Issue (i): Whether section 12(2) of the U.P. Sales Tax Act is mandatory or directory.
Analysis: The provision uses imperative language and is part of the statutory scheme requiring a manufacturer to maintain stock books in addition to true and correct accounts of purchases and sales. Its object is to secure corroboration of the primary accounts and to aid verification of turnover. The availability of a penalty for default does not by itself make the provision directory. The legislative intent, viewed with the scheme of the Act and the necessity of ensuring correct turnover, shows that compliance with section 12(2) is compulsory.
Conclusion: Section 12(2) is mandatory.
Issue (ii): Whether account books can be rejected merely for breach of section 12(2).
Analysis: The required stock books are not an empty formality; they provide the corroborative material on which the correctness of the main accounts is tested. If the statutory corroboration is absent, the assessing authority cannot safely accept the accounts as true and correct. Breach of the provision therefore affects the reliability of the accounts themselves and justifies rejection.
Conclusion: Account books can be rejected for breach of section 12(2).
Issue (iii): Whether a presumption arises that account books are not maintained in the ordinary course of business and sales and purchases are not verifiable merely because the prescribed stock register is not maintained.
Analysis: The rejection of accounts in such a case is not founded on any artificial presumption. It rests on the absence of the statutory corroboration needed to establish the correctness of the accounts under section 12(1). The defect is evidentiary and goes to the inability of the accounts to reflect the true turnover, rather than to any deemed presumption of dishonesty.
Conclusion: No such presumption arises; the accounts are rejected for want of the corroboration required by section 12(2).

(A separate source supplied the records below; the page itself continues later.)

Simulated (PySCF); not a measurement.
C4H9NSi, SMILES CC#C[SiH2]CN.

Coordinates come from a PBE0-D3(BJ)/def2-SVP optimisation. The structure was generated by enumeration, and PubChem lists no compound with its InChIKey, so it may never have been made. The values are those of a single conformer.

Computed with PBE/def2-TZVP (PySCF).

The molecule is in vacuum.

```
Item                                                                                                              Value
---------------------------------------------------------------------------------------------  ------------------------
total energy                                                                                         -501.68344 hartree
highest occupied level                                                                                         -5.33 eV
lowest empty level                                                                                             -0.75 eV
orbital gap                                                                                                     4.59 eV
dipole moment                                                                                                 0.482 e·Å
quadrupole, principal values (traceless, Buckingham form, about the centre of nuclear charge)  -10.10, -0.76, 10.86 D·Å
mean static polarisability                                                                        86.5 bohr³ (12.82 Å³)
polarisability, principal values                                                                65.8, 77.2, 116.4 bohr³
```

Final Conclusion: The statutory requirement to maintain manufacturing stock books was held to be compulsory, and non-compliance justified rejection of the assessee's accounts, with the consequence that the revision failed.
Ratio Decidendi: Where a taxing statute requires a manufacturer to maintain stock books as statutory corroboration of the primary accounts, non-compliance renders the accounts unreliable and permits rejection of those accounts without any separate presumption of concealment.